How can I use a variable to specify the field length when using scanf. For example:

char word[20+1];
scanf(file, "%20s", word);

Also, is it correct to use 20+1 (since it needs to add a \0 at the end?). Instead, I'd like to have something like:

#define MAX_STRING_LENGTH 20

and then

char word[MAX_STRING_LENGTH+1];
scanf(file, "%"MAX_STRING_LENGTH"s", word); // what's the correct syntax here..?

Is this possible? How about if it's a variable like:

int length = 20;
char word[length+1];
scanf(file, "%" length "%s", word); // what's the correct syntax here..?

Thanks.

A: 

http://www.manpagez.com/man/3/scanf/

I don't see one. Therefore you're going to be creating your formatting string with sprintf or whatever (if you were coding in C++ you wouldn't be using either).

Your macro version is possible. You could look in the boost preprocessor library for STRINGIFY and either use it or see how it works.

Are you really writing in C++ here or in C? If in C then you're doing what you have to do. If you're actually writing C++ and not just considering the two the same language then you have many much better options for reading data from strings.

Noah Roberts
+3  A: 

The following should do what you need for the first case.

#define MAX_STRING_LENGTH 20
#define STRINGIFY(x) STRINGIFY2(x)
#define STRINGIFY2(x) #x

{
  ...
  char word[MAX_STRING_LENGTH+1];     
  scanf(file, "%" STRINGIFY(MAX_STRING_LENGTH) "s", word);
  ...
}

NOTE: Two macros are required because if you tried to use something like STRINGIFY2 directly you would just get the string "MAX_STRING_LENGTH" instead of its value.
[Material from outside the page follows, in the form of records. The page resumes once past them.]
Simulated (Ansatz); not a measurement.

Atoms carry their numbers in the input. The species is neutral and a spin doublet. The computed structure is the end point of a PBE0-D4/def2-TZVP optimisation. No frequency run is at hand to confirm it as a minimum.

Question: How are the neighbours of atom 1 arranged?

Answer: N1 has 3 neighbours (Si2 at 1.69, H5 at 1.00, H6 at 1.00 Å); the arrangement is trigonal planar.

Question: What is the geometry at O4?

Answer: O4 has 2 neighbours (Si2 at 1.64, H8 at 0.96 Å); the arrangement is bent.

For the second case you could use something like snprintf, and at least some versions of C will only let you allocate dynamically sized arrays in the heap with malloc() or some such.

torak
A: 

If you're using regular scanf (Linux), you have two solutions :

#define MAX_STRING_LENGTH_STR "20"
scanf(file, "%"MAX_STRING_LENGTH_STR"s", word);

OR

#define MAX_STRING_LENGTH 20
sprintf(format, "%%%ds", MAX_STRING_LENGTH);
scanf(file, format, word);

However, it seems to be use this code with Visual Studio :

char str[21];
scanf("%20s", str, 21);
Doomsday
A: 

This is one of the more annoying inconsistencies between the *printf() and *scanf() families. For some reason you can use wildcards in *printf() conversion specifiers and provide values for them in the argument list, but there's no equivalent for *scanf().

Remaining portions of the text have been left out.